When I’m in the street with a film camera and someone notices or I’m teaching a photography class and I tell students I love film, usually the first thing people want to know is, “why?” Isn’t digital is so much more convenient than film, can you even get film, where do you get it developed, you’re scanning a lot of it isn’t that digital?
Well, because I like it.
I fell in love with photography so many years ago, 1982 in fact because it was fun, and I was fascinated with the remarkable technology and engineering that went into my first camera a Zenit-E, yes, I said remarkable engineering that went into my Zenit-E. Since then, I spent many years walking around with a 35mm SLR and joyfully pointed my lens at something, pressed the button, and usually in 24-48 hours and sometimes 1 hour it was like Christmas morning as I opened my envelope of 24, or 36 photos. Sadly, being around around 12 years old most of the shots were pure nonsense, but occasionally a well composed and exposed image would emerge. It was that sense of anticipation that was a big part of what drew me to photography, a few years later in high school I took a photography course and had my first darkroom experience and got to see images I shot appear on paper today it’s the biggest part of the draw for me today.
Today, when pull my negatives from the tank and see lovely images and then scan them and seeing the images appear on the screen, brings me back to the days of picking up and opening those envelopes from the lab.
When I’m working on a professional shoot, I tend to always do it with a digital camera, instantaneously the images are right there in front of me, it’s super convenient but the “magic” of anticipation is gone. To be completely transparent, when I’m working professionally, I’m not there to feel “magic.” I’m there to do a job and do it well and do it efficiently, and this is where digital is the most effective for me.
Film really isn’t the best tool for the job and that situation, but if I’m shooting for myself, why do it with something that I am passionate about and find fun?
The process of shooting film, and developing and scanning it myself makes me feel great and that’s the best part, no question.
Since the dawn of digital sensors photographers have been swapping their old systems for new ultrahigh ISO, insane frame rates, impeccable and lighting fast autofocus all on digital platforms. Time will tell whether or not they were they right in doing so – but does it really matter? I don’t think so. Is there really a battle of film vs digital photography being waged? Perhaps, a more suitable question would be, why are you shooting digital rather than film and vice-versa.
In the last 5-10 years, film photography has been making a significant comeback; more and more people are acquiring and digging out their old vintage film cameras and using them rather prolifically in a world of 1’s and 0’s.
So below I’m going to make an attempt to compare some of the key aspects of both mediums.
One of the biggest questions that pops up in this argument is the comparison of resolution I’m often asked; how does film compare to a digital sensor? Digital sensors measure their resolution in the number of pixels they can jam on a sensor, there are no pixels on film; film doesn’t use pixels, so we need to use what we call ‘angular resolution’.

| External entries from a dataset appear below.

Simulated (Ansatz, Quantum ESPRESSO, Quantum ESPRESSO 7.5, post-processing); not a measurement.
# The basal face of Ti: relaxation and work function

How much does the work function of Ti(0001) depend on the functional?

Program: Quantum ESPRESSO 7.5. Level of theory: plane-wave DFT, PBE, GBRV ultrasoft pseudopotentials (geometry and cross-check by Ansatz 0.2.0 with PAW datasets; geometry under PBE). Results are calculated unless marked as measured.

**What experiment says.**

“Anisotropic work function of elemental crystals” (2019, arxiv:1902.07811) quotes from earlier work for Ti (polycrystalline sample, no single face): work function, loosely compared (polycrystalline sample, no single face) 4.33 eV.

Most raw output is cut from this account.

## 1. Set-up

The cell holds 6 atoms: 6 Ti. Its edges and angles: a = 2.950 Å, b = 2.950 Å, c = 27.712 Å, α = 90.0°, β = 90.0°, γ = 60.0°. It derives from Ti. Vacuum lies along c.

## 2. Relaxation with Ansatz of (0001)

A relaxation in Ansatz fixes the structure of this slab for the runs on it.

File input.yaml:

“Angular resolution or spatial resolution describes the ability of any image-forming device such as an optical or radio telescope, a microscope, a camera, or an eye, to distinguish small details of an object, thereby making it a major determinant of image resolution. In physics and geosciences, the term spatial resolution refers to the precision of a measurement with respect to space.”
Digital sensors all come in various size resolutions, and the same goes for different film types, film resolution ranges between 4 and 16 million pixels.
Kodachrome 64 film has an effective comparison of around 10 megapixels and most entry level DSLR’s these days have a resolution of 24.2 MP in this case film doesn’t quite cut it.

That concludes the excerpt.